Germany: the world’s biggest shock absorber

Hans-Werner Sinn
Taipei Times (ref. Project Syndicate), 01.05.2009

Since last autumn, Germany has been accused by a number of Anglo-American economists, above all the 2008 Nobel laureate Paul Krugman, of not doing enough to combat the world economic crisis and of free-riding on other countries’ stimulus programs.

Recently, the Financial Times asked where the German economists are who defend Germany’s policies, voicing the presumption that they disagree with their government’s policies but are too cowardly to say so publicly, thus conforming to the rituals of the German “consensus society.” From a German point of view, this discussion is a ludicrous inversion of the truth.

Germany has implemented two economic stimulus programs amounting to 80 billion euros (US$106.5 billion), or 3.2 percent of GDP, of which 1 percent of GDP will take effect this year. At first glance, this is indeed less than the US program, which totals 6.2 percent of GDP, of which 2 percent will be spent this year. But this impression is deceptive, since the German state, through the built-in flexibility of its extensive social-welfare system, already contributes to stabilizing the world economy.

Indeed, Germany’s generous unemployment insurance policies ensure that people are able to maintain their consumption standards even if they lose their jobs. Germany even has short-time allowances that enable companies to reduce their employees’ working hours, with the loss in earnings partly reimbursed by the state. Without this short-time allowance, the average number of unemployed next year would be 300,000 higher than it is now.

At the same time, more than 40 percent of Germany’s adult population (pensioners, social-welfare recipients, unemployed, accident victims, students) receives some form of state transfer income, especially those in eastern Germany, while the burden of taxes and social security contributions on those in employment is high. While this certainly impedes long-term economic growth and causes great structural problems, it also means that the state reacts extremely counter-cyclically and stabilizes the economy to a great extent, which benefits the entire world.

The German state recorded a budget deficit of just 0.1 percent of GDP last year, which, according to a recent Organization for ­Economic Cooperation and Development (OECD) forecast, will soar to 4.5 percent of GDP this year. Thus, the economic stimulus provided by the German state budget will amount to 4.4 percent of GDP this year. In the US, the budget deficit last year stood at 5.8 percent of GDP, and, according to the same OECD forecast, will amount to 10.2 percent of GDP this year, which translates into exactly the same economic stimulus as in Germany, 4.4 percent of GDP.

In addition, Germany has much more inner stability than the US, because it does not have the problem of heavily indebted households that are now restricted in their borrowing. German banks grant mortgages only to a maximum of 60 percent of the value of a house, instead of the 100 percent mortgages that were frequently seen in the US and UK.

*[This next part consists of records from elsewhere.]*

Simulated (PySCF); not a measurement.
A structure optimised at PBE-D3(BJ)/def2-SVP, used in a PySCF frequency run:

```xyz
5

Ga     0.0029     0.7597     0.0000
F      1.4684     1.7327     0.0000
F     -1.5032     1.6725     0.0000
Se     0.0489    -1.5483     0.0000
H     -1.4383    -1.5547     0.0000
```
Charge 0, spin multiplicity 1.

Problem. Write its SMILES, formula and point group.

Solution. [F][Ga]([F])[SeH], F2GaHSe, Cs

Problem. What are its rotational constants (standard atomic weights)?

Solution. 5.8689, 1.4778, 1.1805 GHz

Likewise, there is also virtually no credit card debt in Germany, or other reasons for US-style household indebtedness. A normal German household is not on its last financial legs, and is therefore able to compensate for income losses by adjusting its savings. This is an additional reason why private consumption in Germany, according to last week’s joint forecast by Germany’s leading economic institutes, will increase by 0.3 percent this year in the midst of the worst post-war economic crisis, whereas private consumption is in freefall almost everywhere else in the world.

Germany is the world’s second-largest importer, closely behind the US. Thus, the stability of German consumption is currently the world economy’s strongest economic pillar. Whereas German exports are falling at an annual rate of 20 percent, the portion of imports that does not consist of intermediate products for export goods is stable, helping the world as a whole.

The data clearly supports this view. According to the OECD, the annualized flow of German goods exports from January last year to January this year declined by US$173 billion more than the corresponding flow of imports fell, which means that Germany’s annualized trade surplus fell by the same amount. This is the strongest decline in net foreign demand facing a single country, or, equivalently, the strongest increase in a country’s net demand for foreign goods. Japan, for example, has confronted only a US$157 billion decline in its annualized trade balance.

During the same period, annualized US imports declined by US$284 billion more than US exports, and China’s annualized trade surplus increased by US$249 billion. In other words, from January last year to January this year, the US withdrew US$284 billion and China US$249 billion in annualized demand from the world economy, whereas Germany provided US$173 billion and Japan US$157 billion in annualized demand stimulus to the world economy.

For Europe’s bigger countries, the picture of annualized demand in the same period is mixed. While Italy, like Germany and Japan, has added demand, totaling US$6 billion, Spain has withdrawn US$101 billion, the UK US$50 billion and France US$19 billion. The US$7 trillion decline in US house prices over the past two years was equivalent to the explosion of an atomic bomb. Germany, Japan, and other countries absorbed and mitigated the shock waves. So, instead of belittling German efforts, the world should show Germany a little more gratitude.

Hans-Werner Sinn is professor of economics and finance at the University of Munich and president of the IFO Institute.